The brewing scandal over allegations that the United States spied on millions of phone calls made by Spanish and French citizens took a sharp, surprising turn Tuesday.
During congressional testimony, Gen. Keith Alexander, the director of the National Security Agency, said those reports, based on documents leaked by former NSA contractor Edward Snowden, were "false."
NPR's Tom Gjelten reports that Alexander told the House Intelligence Committee that the documents were screen shots of a database and whoever had access to them did not understand what they were looking at.
"The screen shots that show or at least lead people to believe that we, NSA or the United States, collected that information is false. And it's false that it was collected on European citizens. It was neither," Alexander said.
What's more, Alexander also said that the communications were collected in conjunction with European governments.

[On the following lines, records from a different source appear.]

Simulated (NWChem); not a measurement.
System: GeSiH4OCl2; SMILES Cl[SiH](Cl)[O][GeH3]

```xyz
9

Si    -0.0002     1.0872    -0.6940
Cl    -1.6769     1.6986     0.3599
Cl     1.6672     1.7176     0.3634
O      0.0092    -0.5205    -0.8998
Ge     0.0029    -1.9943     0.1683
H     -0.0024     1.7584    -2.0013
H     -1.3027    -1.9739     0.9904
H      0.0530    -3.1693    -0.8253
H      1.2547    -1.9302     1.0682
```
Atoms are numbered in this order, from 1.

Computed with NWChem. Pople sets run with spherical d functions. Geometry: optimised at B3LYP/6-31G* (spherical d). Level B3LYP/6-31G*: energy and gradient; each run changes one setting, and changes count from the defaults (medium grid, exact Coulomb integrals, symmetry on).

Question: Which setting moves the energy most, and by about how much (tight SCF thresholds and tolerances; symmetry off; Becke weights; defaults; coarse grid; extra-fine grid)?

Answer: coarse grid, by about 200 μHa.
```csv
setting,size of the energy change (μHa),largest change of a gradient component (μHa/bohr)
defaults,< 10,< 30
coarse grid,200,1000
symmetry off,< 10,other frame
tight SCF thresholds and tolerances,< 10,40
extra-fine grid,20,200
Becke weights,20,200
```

The Washington Post has a bit more on this based on interviews with unnamed government officials:
"The French and Spanish intelligence agencies have had extensive, long-running programs to share millions of phone records with the United States for counterterrorism purposes, according to current and former officials familiar with the effort."
The Wall Street Journal, also basing its report on interviews with unnamed government officials, said the leaked documents put the U.S. in a bind.
"The U.S. wants to correct the record about the extent of NSA spying but doing so in this case would require it to expose its allies' intelligence operations, the officials say, which could compromise cooperation in the future as well as ongoing intelligence efforts," the Journal reports.